So yes, if you pick silly definitions and squint hard enough, DJB's statements about the two attack surfaces might be pedantically correct. They're still not practically correct. He frames it as "easy" vs. "hard" - a qualitative policy-driving distinction - and that's misleading at best. Even if you can't accept that he got the relative difficulty exactly wrong, it's clear they are well within the same ballpark. The supposed continental divide that DJB uses to justify the rest of his argument is in fact vapor-thin, and deserves derision.
As someone who does this work for a living, none of the factors that you employ to bridge the gap from 2MM to 11MM seem valid:
* Mozilla's code isn't larger because it's "more verbose"; in fact, kernel constraints often make kernel code more verbose --- for instance, the lack of a full-featured standard library for the kernel mean basic algorithms are often repeated, and everything is done up in fiddly structures to try to minimize memory footprint and maximize locality.
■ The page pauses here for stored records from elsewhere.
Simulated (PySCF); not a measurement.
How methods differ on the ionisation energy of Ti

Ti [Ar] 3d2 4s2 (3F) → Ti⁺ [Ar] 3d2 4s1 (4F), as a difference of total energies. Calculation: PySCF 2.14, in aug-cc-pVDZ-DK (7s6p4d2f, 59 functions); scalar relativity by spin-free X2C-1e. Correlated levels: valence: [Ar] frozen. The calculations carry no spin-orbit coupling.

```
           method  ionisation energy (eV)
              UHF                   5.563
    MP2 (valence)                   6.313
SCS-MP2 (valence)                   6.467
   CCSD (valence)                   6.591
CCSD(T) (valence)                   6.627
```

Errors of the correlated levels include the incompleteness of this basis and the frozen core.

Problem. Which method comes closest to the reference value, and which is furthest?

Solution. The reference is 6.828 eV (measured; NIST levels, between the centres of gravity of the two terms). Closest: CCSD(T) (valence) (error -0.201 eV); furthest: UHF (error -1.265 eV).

* The kernel code is not harder to audit. Kernel concepts can be harder to work with; there aren't that many developer/auditors that understand the implications of inconsistent TLBs, or for that matter what a TLB is. But that describes a small fraction of the kernel code overall. The code itself is straightforward.
* I don't even know what your third point means.
* An operating system is more than a kernel, but the TCB of an operating system is the kernel, and that's what we're discussing.
But despite the yawning gap between the (huge) size of Firefox and the (relatively small) size of the Linux kernel, the difficulty in securing a browser isn't about code size. It's reducible to just a few issues:
* A collection of rich content languages (particularly HTML, CSS, fonts)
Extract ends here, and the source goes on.